SBA Loan Default and the SBA Disaster Relief Loan
We will analyze your SBA loan problems and advise you on potential solutions such as an SBA offer in compromise.
Yes, there is a statute of limitations that applies to defaulted SBA loans. But the government can still collect from you.
Book a Consultation CallStatute of limitations for SBA loan
When your business obtains an SBA loan, you sign a personal guarantee, which means that you agree to be personally liable for the debt of your business should it default.
The law specifically states that every action for money damages brought by the United States or an officer or agency thereof which is founded upon any contract express or implied in law or fact, shall be barred unless the complaint is filed within six years after the right of action accrues or within one year after final decisions have been rendered.
Therefore, if the government fails to bring suit against you within 6 years from the date its right to sue for breach of contract starts, it cannot sue you for the debt.
Unless Congress explicitly provides for a limitations period, federal agencies, including the SBA, will not be time barred from collecting their debts through any means, including offset. In general, there is no
statute of limitations for offset. Offset is the process where the government takes all or some of payments you receive from it.
Even when a statute of limitations for pursuing a civil action has expired, the United States can still collect via offset. Therefore, the SBA can collect against you by taking your tax refund or part of your Social Security, disability, military pension and other government benefits. Moreover, the SBA can take the full amount of some other payments such as travel reimbursements from the government, rent from a government rented building you own, etc. If you are a federal employee, you may have up to 15% of your pay offset.
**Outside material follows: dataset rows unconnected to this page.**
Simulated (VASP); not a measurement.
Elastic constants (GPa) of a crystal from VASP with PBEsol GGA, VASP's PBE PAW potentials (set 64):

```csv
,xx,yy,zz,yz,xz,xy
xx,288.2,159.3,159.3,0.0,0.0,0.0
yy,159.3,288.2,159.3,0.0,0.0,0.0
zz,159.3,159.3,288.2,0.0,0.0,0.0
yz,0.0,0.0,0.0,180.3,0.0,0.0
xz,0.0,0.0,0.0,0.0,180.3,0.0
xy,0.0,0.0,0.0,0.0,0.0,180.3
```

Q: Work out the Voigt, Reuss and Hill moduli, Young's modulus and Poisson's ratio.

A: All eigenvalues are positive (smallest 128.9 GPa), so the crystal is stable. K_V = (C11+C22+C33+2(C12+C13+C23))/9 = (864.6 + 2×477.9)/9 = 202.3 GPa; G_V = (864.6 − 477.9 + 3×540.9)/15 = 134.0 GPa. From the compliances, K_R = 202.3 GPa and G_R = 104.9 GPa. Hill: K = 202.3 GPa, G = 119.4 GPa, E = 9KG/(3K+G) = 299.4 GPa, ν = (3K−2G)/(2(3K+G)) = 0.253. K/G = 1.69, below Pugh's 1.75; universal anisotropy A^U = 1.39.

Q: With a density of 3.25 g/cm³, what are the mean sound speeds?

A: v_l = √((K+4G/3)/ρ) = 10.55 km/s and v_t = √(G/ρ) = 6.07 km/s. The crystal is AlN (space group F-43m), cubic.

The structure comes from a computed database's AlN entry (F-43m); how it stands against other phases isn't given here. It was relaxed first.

Administrative wage garnishment (AWG) is a process in which a federal agency may collect delinquent SBA debt by garnishing the wages of a delinquent debtor without first obtaining a court order. You do have an opportunity for a hearing and to present evidence.
But, as with the offsets addressed above, no statute of limitations exists to prohibit the government from garnishing your wages. Even if state law provides for a limitations period, it does not apply to the federal government. This means even if you defaulted on your SBA loan 10 years ago, the government can still garnish your wages.
Protect Law Group can provide you with options to deal with an SBA loan default before the government sues or otherwise tries to take your hard earned money. An offer in compromise, where you pay a fraction of the debt as a settlement, or a payment plan may provide available options.
Don't let the federal government take your money. Our experienced and aggressive attorneys can provide you with solutions to your SBA loan default problem. Contact us today for a free initial case evaluation.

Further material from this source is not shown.